With top and bottom views of the current state of the garden, the idea of this space as a walk through a shrubbery, with raised vegetable beds on the back side, begins to make sense.
Shrubs planted or in buckets waiting to be planted include Goshiki variegated osmanthus, purple Loropetalum (a Chinese relative of witch hazel) intended to grow to hedge size, dwarf Norwegian spruce, dwarf Cryptomeria, dwarf cedar, assorted spireas, azaleas, and tree hydrangeas, laurel, dwarf crepe myrtle, and roses.
Once Alan and I did a flight of brick steps made from an old fallen chimney for my aunts in Lynchburg. Alan and I dug the stairs into their hillside looking out over the James River. Digging was the only technique we knew. We dug the steps in so deeply that if we had wanted to, we could have filled the stairs back in with the leftover dirt and produced a buried staircase. That’s an idea with some romance to it. The idea of a buried staircase is somehow a bit thrilling. We have a couple of unexploited declivities around here and I foresee a truly unusual project.
Another time I knocked together some wooden steps to suit some forgotten occasion, just to see if it could be done. I feel sure I have a solid grasp of every mistake that can be made constructing stairs of any size and material, and all these mistakes will need to be brought into play here.
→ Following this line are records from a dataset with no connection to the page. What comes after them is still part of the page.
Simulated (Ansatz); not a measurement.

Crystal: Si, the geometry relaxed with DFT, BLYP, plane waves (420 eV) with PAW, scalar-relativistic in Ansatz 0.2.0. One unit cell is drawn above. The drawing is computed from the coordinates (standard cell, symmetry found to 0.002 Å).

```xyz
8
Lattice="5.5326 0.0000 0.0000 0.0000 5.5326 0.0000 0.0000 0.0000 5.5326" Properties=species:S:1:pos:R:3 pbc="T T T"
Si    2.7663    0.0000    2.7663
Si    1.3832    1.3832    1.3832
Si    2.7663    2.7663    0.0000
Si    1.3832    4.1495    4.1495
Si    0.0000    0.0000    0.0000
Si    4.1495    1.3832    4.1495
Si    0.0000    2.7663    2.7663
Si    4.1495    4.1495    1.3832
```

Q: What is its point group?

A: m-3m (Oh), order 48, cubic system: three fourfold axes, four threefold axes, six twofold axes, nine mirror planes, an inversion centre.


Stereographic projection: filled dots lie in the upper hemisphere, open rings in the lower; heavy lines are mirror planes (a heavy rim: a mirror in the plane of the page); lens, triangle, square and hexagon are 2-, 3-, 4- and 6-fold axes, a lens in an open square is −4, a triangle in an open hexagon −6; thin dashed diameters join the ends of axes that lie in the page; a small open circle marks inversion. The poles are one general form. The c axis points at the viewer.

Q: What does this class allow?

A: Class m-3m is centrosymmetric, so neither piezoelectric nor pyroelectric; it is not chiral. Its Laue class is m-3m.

I recall the time my father Dover, a professional builder of real skill and ingenuity, was first confronted with one of my front door stoops. The play of emotions across his face was wonderful. He couldn’t praise it. No one could. He couldn’t criticize it either. The English language doesn’t have an adjective for that. There was nothing to say. Yes, it appeared to be patted together by desperate monkeys out of marble chips and cement in a rainstorm. And it was one of the heaviest objects for its size for miles around. It was Lovecraftian, Nietzschean in appearance. In a way it was visually offensive but first the mind had to stretch enough to encompass it as a possibility.
Finally Dover spoke. “Did you do this yourself?”
“There was no one else,” I said evasively.
In the end the stoop had to be re-poured. I built a wooden frame and went with a simple tetrahedonal Brutalist slab of uneven cement inspired by Mies van der Rohe and le Corbusier.
There is another gate. This is the last gate until I build another fence. Fence first, then gate—although I suppose a person could build a gate first and then fence around it. Ultimately this comparatively tiny gate was the most trouble.
Of the three gates, it has the least to do, being a sort of postern gate for the back door.